Saturday, January 29, 2011

Misc update (climate)

Picture credit: NASA

Previous blog entries related to climate:
Climate denial - Jun 5th, 2010
More on climate - Jan 31st, 2010
Climate change and doubt - Jan 24th, 2010
Meet Dr. Rajendra Pachuri - Jan 23rd, 2010
We wuz wrong - Jan 23rd, 2010
Saving the day... - Dec 20th, 2009
Skimmed milk masquerades as cream - Dec 17, 2009

Earlier blog entries argued that shoddy reporting combined with the complexity of the science made it difficult, nay, make that quasi impossible, for an informed and discerning layperson to have an independent understanding of climate science. Also that occasional reporting of additional theories and or data sometimes seemingly at odds with the consensus position, can and do muddy the waters... One such example is the role of solar activity...

For example, from an earlier blog entry we had : "Another example would be from this finding, Sunshine speeded 1940s Swiss glacier melt: scientists, which seems to indicate that in this specific case solar radiation at one point might have been a better explanation for melting of the glaciers in the Alps than temperature... Note: this disagrees with the thrust of the consensus position that it is carbon dioxide levels (worsened by human activity) and the associated higher temperatures that are the main reason for the loss of glaciers rather than solar radiation (natural i.e. no human intervention)."

Now, an article, 'Cosmic rays contribute 40 p.c. to global warming: study', reports that a scientific paper released by the Indian Environment Ministry says that solar activity has a much larger effect than previously thought.... "A key belief of climate science theology — that a reduction in carbon emissions will take care of the bulk of global warming — has been questioned in a scientific paper released by the Environment Ministry on Monday. Physicist and the former ISRO chairman, U.R. Rao, has calculated that cosmic rays — which, unlike carbon emissions, cannot be controlled by human activity — have a much larger impact on climate change than The Intergovernmental Panel on Climate Change (IPCC) claims. In fact, the contribution of decreasing cosmic ray activity to climate change is almost 40 per cent, argues Dr. Rao in a paper which has been accepted for publication in Current Science, the preeminent Indian science journal. The IPCC model, on the other hand, says that the contribution of carbon emissions is over 90 per cent"

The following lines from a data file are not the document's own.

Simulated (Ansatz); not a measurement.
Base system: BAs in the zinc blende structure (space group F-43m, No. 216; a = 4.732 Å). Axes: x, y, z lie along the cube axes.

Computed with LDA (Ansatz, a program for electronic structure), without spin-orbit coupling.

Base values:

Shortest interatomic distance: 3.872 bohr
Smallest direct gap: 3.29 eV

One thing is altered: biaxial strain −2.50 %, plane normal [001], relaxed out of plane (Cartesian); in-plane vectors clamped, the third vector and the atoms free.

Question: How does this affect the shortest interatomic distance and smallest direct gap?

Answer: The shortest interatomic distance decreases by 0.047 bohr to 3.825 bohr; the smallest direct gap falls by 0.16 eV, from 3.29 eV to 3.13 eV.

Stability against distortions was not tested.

So, what is one to believe? Is the IPCC focus on greenhouse gasses greatly overstated? Or is this new study too "convenient" for the Indian government ("... the “unidimensional focus” on carbon emissions by most Western countries put additional pressure on countries like India in international climate negotiations ..." and "... If human activity cannot influence such a significant cause of climate change as cosmic rays, it could change the kind of pressure put on countries to reduce carbon dioxide emissions ...")?